The invention further provides for a method for processing fish by means of a fish processing machine. The method comprising the steps of: • detecting a rigidity value of the fish, • providing an input to control means of the fish processing machine in accordance with the rigidity value, and • adjusting a contact pressure of pressing means of one or more fish processing means in accordance with the input, wherein the pressing means comprises means for pressing a fish processing tool against or into the fish.

Adjusting the contact pressure of one or more fish processing means in accordance with input relating to a rigidity value of said fish is advantageous in that the risk of the fish processing means damaging soft fish tissue is hereby reduced.

In an aspect of the invention, said contact pressure is adjusted between two or more predefined contact pressure levels in accordance with said input.

Adjusting the contact pressure between two or more predefined contact pressure levels - in accordance with the rigidity value input - is advantageous in that it provides for a more simple and inexpensive fish processing machine design.

In an aspect of the invention, said input is provided to said control means at least partly by means of one or more rigidity sensors detecting the rigidity of one or more of said fish.

In an aspect of the invention, said input is provided at least partly by means of manual input to said control means.

In an aspect of the invention, said rigidity value of said fish is detected by manual inspection of said fish.

Sometimes the rigidity value of the fish can simply be obtained through knowledge regarding how long ago the fish was caught or killed, the specific fish species, storage conditions or other and particularly a combination of two or more of these factors and in these cases it would be inexpensive and simple to establish the rigidity value of the fish by means of manual inspection of the fish.

In an aspect of the invention, said method further comprises adjusting a contact pressure of oesophagus severing means, a vein cutting and suction device and/or a gill severing device of said fish processing machine in accordance with said input.

In an aspect of the invention, said method is a method for processing fish by means of a fish processing machine according to any the previously mentioned fish processing machines.

Figures

The invention will be described in the following with reference to the figures in which fig. 1. illustrates a fish processing machine, as seen in perspective, fig. 2 illustrates cross section through the middle of a first fish processing machine part, as seen from the front, fig. 3 illustrates cross section through the middle of a second fish processing machine part, as seen from the front, and fig. 4 illustrates a simplified pneumatic diagram of a fish processing machine.

Detailed description

Fig. 1 illustrates a fish processing machine 1, as seen in perspective.

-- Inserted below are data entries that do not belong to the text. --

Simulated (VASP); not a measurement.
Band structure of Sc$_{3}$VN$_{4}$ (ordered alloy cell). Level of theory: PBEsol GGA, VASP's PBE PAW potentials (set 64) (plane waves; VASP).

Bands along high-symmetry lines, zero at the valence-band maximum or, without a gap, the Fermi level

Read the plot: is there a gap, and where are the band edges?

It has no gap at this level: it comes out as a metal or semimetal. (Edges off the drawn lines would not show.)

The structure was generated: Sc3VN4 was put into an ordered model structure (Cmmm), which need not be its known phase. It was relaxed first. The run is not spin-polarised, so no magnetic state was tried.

In this embodiment the fish processing machine 1 first comprises an input station 22 on which the fish 3 is manually placed. By means of the main conveyer 24 the fish 3 is drawn into the first fish processing machine part 20 in which the throat and abdomen 12 is cut open before the fish 3 exits the first fish processing machine part 20 to enter the entrails removal station 23. At the entrails removal station 23 the entrails is in this case manually removed to protect the spawn - which can be a valuable commodity - but particularly out of season where the fish 3 do not contain spawn the entrails could be automatically removed e.g. by means of suction. From the entrails removal station 23 the fish 3 enters the second fish processing machine part 21 in which the kidney is removed and the inside of the fish is cleaned by brushing means 13 before the gutted fish 3 exits the fish processing machine 1.

The first fish processing machine part 20 and the second fish processing machine part 21 will be discussed in more details in relation with fig. 2 and fig. 3.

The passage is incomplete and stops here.